A wide-span LGS building uses a portal frame: two columns at the sides and a single rafter spanning the full width. This removes all internal structure from the floor plan. The insulated wall and roof panels are the same sandwich system used in portacabins, but the structural logic is completely different. You would not use a standard portacabin frame for a 200-person dining hall for the same reason you would not use it for a warehouse. Different function, different structure.
For a permanent or semi-permanent installation, a reinforced concrete pad or strip foundation is the standard approach. The portal frame columns bolt directly to cast-in anchor bolts. We provide the anchor bolt layout drawing as part of the structural package, so your civil team knows exactly what to prepare before the frame arrives.
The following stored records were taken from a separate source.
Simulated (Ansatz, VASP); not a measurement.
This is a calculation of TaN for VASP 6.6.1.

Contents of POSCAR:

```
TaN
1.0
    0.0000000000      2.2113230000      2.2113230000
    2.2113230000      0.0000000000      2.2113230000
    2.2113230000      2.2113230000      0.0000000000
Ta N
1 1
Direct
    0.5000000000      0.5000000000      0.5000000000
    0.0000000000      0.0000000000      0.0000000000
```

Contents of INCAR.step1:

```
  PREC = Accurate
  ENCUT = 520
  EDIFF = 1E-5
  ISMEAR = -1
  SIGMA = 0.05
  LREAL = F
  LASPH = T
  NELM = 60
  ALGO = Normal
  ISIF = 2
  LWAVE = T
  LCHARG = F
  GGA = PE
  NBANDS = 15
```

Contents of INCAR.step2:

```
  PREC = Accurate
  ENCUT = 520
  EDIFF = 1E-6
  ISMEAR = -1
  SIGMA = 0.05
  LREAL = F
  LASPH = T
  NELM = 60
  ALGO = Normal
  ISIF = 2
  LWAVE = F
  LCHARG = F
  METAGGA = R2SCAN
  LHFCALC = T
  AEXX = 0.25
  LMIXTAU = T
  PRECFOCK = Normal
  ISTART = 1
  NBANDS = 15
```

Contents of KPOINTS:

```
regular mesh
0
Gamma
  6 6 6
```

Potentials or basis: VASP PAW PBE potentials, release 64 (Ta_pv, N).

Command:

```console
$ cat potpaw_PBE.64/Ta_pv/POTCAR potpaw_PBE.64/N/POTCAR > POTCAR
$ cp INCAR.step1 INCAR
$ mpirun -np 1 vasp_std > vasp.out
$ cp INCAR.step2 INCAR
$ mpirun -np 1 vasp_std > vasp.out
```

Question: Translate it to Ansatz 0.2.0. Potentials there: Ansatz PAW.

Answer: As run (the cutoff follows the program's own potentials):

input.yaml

For temporary camp buildings where relocation is planned, a steel grillage base or compacted aggregate with steel soleplate is possible, but the span, load, and site conditions need to be reviewed before we can confirm this. Do not assume a temporary foundation works for a building over a certain size without checking with us first. The consequence of getting it wrong is a building that moves under wind load or settles unevenly.
For a typical dining hall of 200-300 m², the on-site installation time is 15 to 30 working days from foundation-ready to handover. This assumes the civil foundation is complete and the site has clear crane access.
The breakdown is roughly:
- Portal frame erection: 3-5 days depending on span and bay count
- Roof and wall panel installation: 5-10 days
- Doors, windows, and trim: 3-5 days
- MEP first fix and fit-out: 5-10 days
Factory lead time runs in parallel. Structural steelwork is fabricated in 7-15 days from our Riyadh factory after drawings are confirmed. The total time from brief to handover is typically 4 to 6 weeks for a standard dining hall or open-plan office. Tell us your NTP date and we will give you a milestone schedule before you commit.
Yes. The portal frame end walls and side walls can be infilled with aluminium-framed curtain glazing, strip windows, or a mix of opaque panels and glazed sections depending on the brief. This is most commonly specified for project management office buildings and client-facing reception buildings where appearance matters.
For dining halls on construction camps, full glazing on the south or west elevation is generally not recommended. The solar gain in a Saudi summer will push AC load significantly higher and create comfort issues even with double-glazed units. North-facing and east-facing glazed elevations are more practical. We flag these points at the drawing stage, not after the building is finished.
This is a legitimate concern. A 12 m wide, 30 m long dining hall has roughly 360 m² of exposed roof. That is a significant heat surface in a Saudi summer. The approach we use is the same principle as in our portacabin range, applied at a larger scale:
- 50 mm rockwool or glass-wool sandwich panel as the base roof spec
- Heat-reflective coating on the outer steel skin, reducing surface temperature by 15-20°C compared to uncoated steel
- Designed roof slope and drainage so ponding water on a flat large roof does not accelerate heat transfer into the ceiling
- AC sizing input based on floor area and occupancy count, which the MEP contractor uses to size the units correctly
The difference from a portacabin is scale, not approach. All of these decisions are made at drawing stage, not retrofitted after handover.
Technically yes. The portal frame is bolted, not welded, and the sandwich panels are removable. But a wide-span building is significantly more labour-intensive to relocate than a standard portacabin. The frame sections are heavier and longer, the roof rafter requires a crane to lift and lower safely, and the foundation connection needs to be cut out cleanly.
If relocation is a planned requirement, we need to know before we design the building. The base plate detail, anchor bolt pattern, and MEP disconnection points are all designed differently for a building that will move versus one that will not. Trying to relocate a wide-span building that was not designed for it usually results in damage to the rafter and panel joints that makes re-erection impractical.
Realistic relocation cost for a 300 m² dining hall: roughly 40-60% of the original installation cost, not including transport. Worth planning for upfront if the project programme requires it.
Saudind handles the complete design and build under a single contract. Structural drawings, fabrication, delivery, and on-site installation are all included. You do not need to appoint a separate structural engineer for the building itself.
What we provide in the drawing package:
- Floor plan and elevation drawings
- Portal frame structural layout with member sizes
- Foundation anchor bolt layout for your civil team
- MEP route drawing: AC sleeve positions, electrical conduit, drainage interfaces
If your project requires a third-party structural review or a stamped drawing for permit submission, let us know at enquiry stage. We can accommodate this. It affects the drawing timeline, not the construction approach.